Once you get your deck home, hold it in your hands and shuffle the cards. Most tarot decks are bigger than card playing decks, so Las Vegas style shuffling won’t work particularly well. Instead, gently toss them back and forth between your hands or make piles and stack and re-stack them to mix them up. Get used to the feel of it and peruse the imagery.

When it comes time to draw a card, there are several different approaches:

— Hold them in your hands and shuffle through them until one feels right to pick.

— Fan them out on your desk and hold your hand over the cards until one feels warm. (Note: the warm thing has never worked for me, but some people swear by it.)

— If a card happens to fall out, that’s a clear sign it’s the one for you, baby!

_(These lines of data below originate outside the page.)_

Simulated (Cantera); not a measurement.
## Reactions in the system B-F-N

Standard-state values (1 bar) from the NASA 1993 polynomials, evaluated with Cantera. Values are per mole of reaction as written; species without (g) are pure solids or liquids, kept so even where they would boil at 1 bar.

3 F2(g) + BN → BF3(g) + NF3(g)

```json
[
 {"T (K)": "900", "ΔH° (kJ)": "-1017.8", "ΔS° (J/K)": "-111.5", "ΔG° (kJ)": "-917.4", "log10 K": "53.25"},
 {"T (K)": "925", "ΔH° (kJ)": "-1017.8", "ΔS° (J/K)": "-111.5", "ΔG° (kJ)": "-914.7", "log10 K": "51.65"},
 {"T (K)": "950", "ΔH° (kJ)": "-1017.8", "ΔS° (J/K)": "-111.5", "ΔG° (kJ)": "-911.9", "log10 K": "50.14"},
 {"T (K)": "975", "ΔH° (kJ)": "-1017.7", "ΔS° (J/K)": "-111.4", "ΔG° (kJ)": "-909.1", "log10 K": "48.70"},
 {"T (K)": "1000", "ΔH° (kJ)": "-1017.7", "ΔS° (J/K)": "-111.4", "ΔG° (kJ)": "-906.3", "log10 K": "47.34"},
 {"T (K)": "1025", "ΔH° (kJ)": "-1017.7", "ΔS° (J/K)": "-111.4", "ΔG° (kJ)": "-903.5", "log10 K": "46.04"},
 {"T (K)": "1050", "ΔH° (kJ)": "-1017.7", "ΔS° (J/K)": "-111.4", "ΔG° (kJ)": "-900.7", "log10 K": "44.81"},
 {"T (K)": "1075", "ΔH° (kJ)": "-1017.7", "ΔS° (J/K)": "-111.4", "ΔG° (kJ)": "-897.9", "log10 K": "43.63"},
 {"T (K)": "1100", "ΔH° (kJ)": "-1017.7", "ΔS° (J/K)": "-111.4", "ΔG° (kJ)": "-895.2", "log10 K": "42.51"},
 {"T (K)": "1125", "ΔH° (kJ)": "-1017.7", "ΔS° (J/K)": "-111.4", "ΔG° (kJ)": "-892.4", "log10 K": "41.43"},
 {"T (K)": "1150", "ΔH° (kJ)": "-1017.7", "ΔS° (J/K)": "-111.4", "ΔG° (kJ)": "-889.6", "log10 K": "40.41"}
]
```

Some people like to wrap their decks in scarves or find special bags for them, and others just stick them back in the box they came in. Some tarot professionals don’t like other people to touch their decks, believing it taints the special energy they establish with it. But that’s up to you to decide (and, a bit precious, methinks).

Finding meaning

Every tarot deck comes with its own guide book that will help you suss out the meaning. Also, enough books on tarot have been written to decimate a small forest and websites listing meanings flourish. But, before you check the reference, spend some time with the card yourself.

— What do you see in the cards?

— What associations do the images in the picture call forth?

— If you had to explain the meaning of one of the images to an alien from another planet, who had no prior knowledge of it, what would you say?

If you’re stuck, or want more clarity, hit the reference book. But you’ll get more out of the tarot in the long run if you allow your intuition to guide your reading.

Using your deck for writing

Okay, so how do you use your tarot deck to help you with your writing, which is the point, after all, right? Here are some ideas.

Pull a card at random from the deck that can give you guidance for the day ahead. Or, you might want to do this at the start of a writing session to ask for insight into that day’s work. Ask, what do I need to know as I start this writing session? What guidance do I need?

Ask a specific question. Follow the same process as above. Bear in mind, you’re not going to get much help if you’re focusing on questions with yes/no answers. Instead, focus on more open-ended questions, such as, what does my character want? What does my character need? What happens next in my story? What happens in this scene? And remember, the cards are symbolic and metaphorical. The answers you get may take some parsing out. But that’s why you’re a writer, right?

Do a three-card spread. Past, present, future is the one I use most often. Draw three cards and turn them over. The first is what’s come before in the situation, the second, what’s happening now, the third, what may unfold in the future. This is an excellent spread for developing character and story, as you might imagine

For bigger story issues, do a more complicated spread. The Celtic Cross is the standard. Just about every tarot guidebook (the little book that comes with your deck) has a run-down on how to do this, or Google it. It’s the most common spread in use, with the possible exception of the three-card.

Pull a card when you’re stuck. (Link to my stuck story) Ask, where should I go now? What should I do? What happens next? What obstacles arise in the story? What am I not seeing? What do I need to see?

As you can see, working with the tarot offers a rich tapestry of possibilities for writers. If you want more information on using the tarot for your writing, there’s an excellent book called Tarot for Writers, by Corinne Kenner that you may want to check out.

I hope that you will love the rich world of the tarot, and who knows, you may end up with a collection of decks yourself.